By: Isabela Claret Torres, MSc, Ph.D.
California is increasingly susceptible to climate change. Most of California has a Mediterranean climate with warmer and drier summers and cooler wetter winters. But the climate is diverse going from hot desert to alpine tundra. According to the KÖPPEN climate classification system, California has 11 climate types. At the coastal areas there is more moderate temperatures, creating warmer winter and cooler summers due to the ocean influence.
The United States
California is the most populous state in the United States and a global economic powerhouse. It has the most powerful movie industry in the world and the Silicon Valley. However, the climate, as said before, is the most varied and volatile. California has experience periods of droughts throughout its history. In general, a drought is an extreme event characterized by a prolonged period of abnormally low levels of precipitation. It has adverse impacts on vegetation and animals.
A drought is a temporary phenomenon and occur periodically in every climatic zone. Some areas are more drought-prone like in California than others. In the last century, the most significant statewide droughts occurred during the six-year period from 1929 to 1934, the two-year period from 1976 to 1977, the six-year period from 1987 to 1992, and the five-year period from 2012 to 2016. The 2012-2016 drought was one of extreme proportions, with record-high temperatures and record-low levels of snowpack and precipitation.
Climate Change Worldwide
As well as other parts of the world like in Australia, Brazil, the California vegetation needs fire to complete its cycle. Fire is a natural component of many of the earth ecosystems and natural occurring fires are necessary for the ecosystem functioning. In California, the chaparral plants are adapted to fire, as many has heat resistant seeds, and after a fire the plants sprout, grow and spread rapidly. The giant sequoias also need fire, the trees are protected by a fibrous bark, but its seed need to fall on a partially burned or bared mineral soil to germinate successfully. One important aspect of fires is that it transforms the organic matter in inorganic, making nutrients available for seedlings sprouts. Conifer Trees also need fire, as the seed cones require heat to open up falling in an inorganic rich soil.

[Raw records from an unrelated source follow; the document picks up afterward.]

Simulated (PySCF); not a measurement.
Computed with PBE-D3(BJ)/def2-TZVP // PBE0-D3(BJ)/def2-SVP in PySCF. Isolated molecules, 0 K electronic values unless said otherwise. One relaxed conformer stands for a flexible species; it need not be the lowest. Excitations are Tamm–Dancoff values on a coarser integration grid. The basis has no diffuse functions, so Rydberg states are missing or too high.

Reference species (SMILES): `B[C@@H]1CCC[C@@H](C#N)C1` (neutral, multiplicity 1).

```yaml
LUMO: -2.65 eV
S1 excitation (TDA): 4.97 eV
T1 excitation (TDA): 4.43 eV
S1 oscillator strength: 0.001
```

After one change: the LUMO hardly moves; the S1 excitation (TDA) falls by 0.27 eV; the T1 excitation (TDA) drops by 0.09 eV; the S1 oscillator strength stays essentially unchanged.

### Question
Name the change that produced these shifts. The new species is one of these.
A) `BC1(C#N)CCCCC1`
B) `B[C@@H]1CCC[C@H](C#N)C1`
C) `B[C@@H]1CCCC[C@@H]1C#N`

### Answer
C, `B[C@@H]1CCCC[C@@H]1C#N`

Among California beauties are the long Pacific coast, where approximately 85% of California’s population live and work in coastal counties. But like the rest of world, California is facing a pressing issue: climate change.
American Environmental Protection Agency
As stated by the American Environmental Protection Agency (EPA) California’s climate is changing. Southern California has warmed about three degrees Fahrenheit in the last century and all of the state is becoming warmer. Heat waves are becoming more common, snow is melting earlier in spring—and in southern California, less rain is falling as well. In the coming decades, the changing climate is likely to further decrease the supply of water, increase the risk of wildfires, and threaten coastal development and ecosystems.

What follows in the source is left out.